I want to tell you a little bit about my dad, John A. Taylor. He was a 706th pilot. He never attended a 446th reunion, but he had considered doing so. Not long before he passed away, he wrote the association for reunion information. I think that if he were still alive he would be right here. No one would have enjoyed this more than my dad.
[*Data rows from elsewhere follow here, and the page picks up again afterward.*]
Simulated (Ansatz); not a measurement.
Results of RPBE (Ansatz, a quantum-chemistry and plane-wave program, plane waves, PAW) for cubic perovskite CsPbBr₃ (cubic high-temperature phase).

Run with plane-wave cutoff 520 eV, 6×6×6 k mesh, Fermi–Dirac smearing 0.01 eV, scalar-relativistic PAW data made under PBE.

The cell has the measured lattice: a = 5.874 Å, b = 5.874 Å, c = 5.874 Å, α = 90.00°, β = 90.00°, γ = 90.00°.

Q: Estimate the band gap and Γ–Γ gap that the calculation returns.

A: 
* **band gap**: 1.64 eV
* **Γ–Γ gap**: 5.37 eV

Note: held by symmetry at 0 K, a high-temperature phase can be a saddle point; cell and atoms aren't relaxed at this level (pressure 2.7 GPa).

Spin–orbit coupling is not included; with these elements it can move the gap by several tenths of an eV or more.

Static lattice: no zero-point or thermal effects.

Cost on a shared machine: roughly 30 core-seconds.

He was born in Wayne County, Mississippi on January 24, 1922. He enlisted August 8, 1940, starting with the 49th Field Artillery at Fort Benning, Georgia. While on maneuvers in Monroe County, Alabama, he met the young lady who would eventually become his wife, and my mother. He served for a time in the 654th Tank Destroyer Battalion at Camp Gordon, Georgia. He applied for Aviation Cadet Training and was accepted in June of 1942. The pilot training he received took him to many of the places some of you might have also been: Nashville, Tennessee; Maxwell Field, Alabama; Jackson, Tennessee; Walnut Ridge, Arkansas; Seymour, Indiana; Smyrna, Tennessee; Salt Lake City, Utah; and Casper, Wyoming. He, and his crew picked up their new Liberator at Topeka, Kansas, and flew the southern route to the ETO, and were assigned to the 706th Squadron on March 30, 1944.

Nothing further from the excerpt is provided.